McDermott 2Q Net Loss Amounts to USD 149.4 Mln

McDermott 2Q Net Loss Amounts to USD 149.4 Mln

McDermott International, Inc., an engineering and construction company, with a focus on the energy and power industries, today reported a net loss of $149.4 million, or $0.63 per fully diluted share, for the quarter ended June 30, 2013.

These results compared to income of $52.7 million, or $0.22 per fully diluted share, in the corresponding period of 2012. Weighted average common shares outstanding on a fully diluted basis were approximately 236.2 million and 237.5 million in the quarters ended June 30, 2013 and 2012, respectively.

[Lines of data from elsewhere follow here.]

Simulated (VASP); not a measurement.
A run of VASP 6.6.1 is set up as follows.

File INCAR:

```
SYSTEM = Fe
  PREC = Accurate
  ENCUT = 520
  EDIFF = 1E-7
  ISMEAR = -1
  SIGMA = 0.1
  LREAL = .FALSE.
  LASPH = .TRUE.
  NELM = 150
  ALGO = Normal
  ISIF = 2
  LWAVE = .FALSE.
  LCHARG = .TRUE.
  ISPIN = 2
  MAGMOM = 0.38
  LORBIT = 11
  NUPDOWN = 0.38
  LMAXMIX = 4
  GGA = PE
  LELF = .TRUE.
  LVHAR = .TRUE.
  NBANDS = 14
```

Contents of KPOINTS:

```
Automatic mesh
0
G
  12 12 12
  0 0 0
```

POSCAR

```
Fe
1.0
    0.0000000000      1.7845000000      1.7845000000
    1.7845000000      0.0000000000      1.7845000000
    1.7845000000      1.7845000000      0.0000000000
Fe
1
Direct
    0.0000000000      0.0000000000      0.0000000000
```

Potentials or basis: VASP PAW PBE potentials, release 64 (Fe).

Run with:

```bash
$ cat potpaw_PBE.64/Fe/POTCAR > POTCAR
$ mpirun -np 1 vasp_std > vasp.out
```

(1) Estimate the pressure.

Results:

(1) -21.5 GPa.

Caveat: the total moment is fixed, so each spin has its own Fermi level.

McDermott’s revenues were $647.3 million for the 2013 second quarter compared to $889.2 million in the corresponding period of 2012. The year-over-year decrease was attributable to the Middle East and Asia Pacific segments, primarily due to the completion of several significant projects that were active in the 2012 second quarter. The decrease from these segments was partially offset by higher revenues in the Atlantic segment due to higher fabrication activity in Mexico. The Company’s operating loss in the 2013 second quarter was $149.5 million compared to operating income of $79.4 million in the 2012 second quarter.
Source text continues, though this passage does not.